China’s Real Estate Market Giving Developers Deep Pockets
- Oct 11, 2007
This week’s news that property moguls landed three of the four top spots on Forbes Asia’s annual list of the 40 richest people in China highlights an interesting trend — China’s real estate tycoons.
That includes 26-year-old Yang Huiyan, who was named the richest person in China this week, with shares of the development company her father founded, Country Garden, valued at about $16 billion.

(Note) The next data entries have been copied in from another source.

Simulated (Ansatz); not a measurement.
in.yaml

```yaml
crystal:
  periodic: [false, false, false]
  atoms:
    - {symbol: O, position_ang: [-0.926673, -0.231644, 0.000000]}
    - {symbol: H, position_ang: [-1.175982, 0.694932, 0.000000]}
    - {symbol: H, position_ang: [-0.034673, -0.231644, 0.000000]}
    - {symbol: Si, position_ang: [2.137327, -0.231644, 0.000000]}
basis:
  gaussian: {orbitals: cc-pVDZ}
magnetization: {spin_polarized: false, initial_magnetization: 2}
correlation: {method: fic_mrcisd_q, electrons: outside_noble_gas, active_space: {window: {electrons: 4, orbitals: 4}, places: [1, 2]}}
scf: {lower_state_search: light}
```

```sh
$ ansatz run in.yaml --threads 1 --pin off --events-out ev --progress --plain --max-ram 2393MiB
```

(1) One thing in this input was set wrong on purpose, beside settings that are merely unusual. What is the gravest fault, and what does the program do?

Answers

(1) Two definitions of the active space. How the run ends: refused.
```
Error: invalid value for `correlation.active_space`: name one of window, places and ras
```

As the U.S. sinks further into housing despair, China’s residential sector is booming. Real estate investment development grew 29 percent in the first eight months of 2007 to 1.4 trillion yuan, or $186.5 billion, the International Herald Tribune reports.
Why All the Excitement?
China’s stock market is seeing its value rise along with the country’s booming urbanization — causing, naturally, a need for housing. As such, developers are busier than ever, and many are opting to go public to take advantage of the strong stock market.
That’s a treat for international investors who are eager to add a bit of China’s economic strength to their portfolio, Forbes.com says.
- Shares of Beijing property developer Soho China soared 15 percent Monday on their first day of trading, the International Herald Tribune reported. It raised nearly $1.7 billion — as much as Google raised in its 2004 initial stock offering in the U.S.
- Morgan Stanley has helped raise $6 billion over the past three years by taking eight Chinese real estate companies public, including Shimao, Agile and Country Garden.
But Is It Too Much Excitement?
China’s real estate market is so strong, in fact, that the government has recently tried to curb it with mortgage interest rates and investment-geared apartment down payments.
That’s a smart approach to not only try to control rising housing costs but to also prevent a real estate market bubble similar to the current U.S. situation.
However, it’s not clear if it’s working. Housing prices are still rising and real estate stocks are still hot, according to the Herald Tribune.
Is China poised for a housing decline? Consider the fact that last year’s richest person in China, according to Forbes, was retailing entrepreneur Wong Kwong Yu, said to be worth $2.3 billion.
And now, just a year later, the richest citizen is sitting on $16 billion? That’s a big increase, indicative of the big money that’s flowing through the real estate market and around China right now.
The U.S. situation may be unique in many ways — true, our banks’ and credit agencies’ subsequent credit crunch didn’t make the economy better (and may be causing more pain as lenders who found loans several years ago don’t qualify for new ones and housing defaults as rates rise).
Some may argue that the U.S. housing boom was fueled by pushing people into homeownership with risky programs before they were financially ready for the responsibility, and not by rapidly growing urban centers and population need, as in China.
But examine how much money real estate could add to a person’s holdings in a year in China — making that person’s wealth replace the nation’s richest person’s seven times over — and one wonders, no matter what factors are causing the housing boom, if China’s economic dependence on it makes China any safer.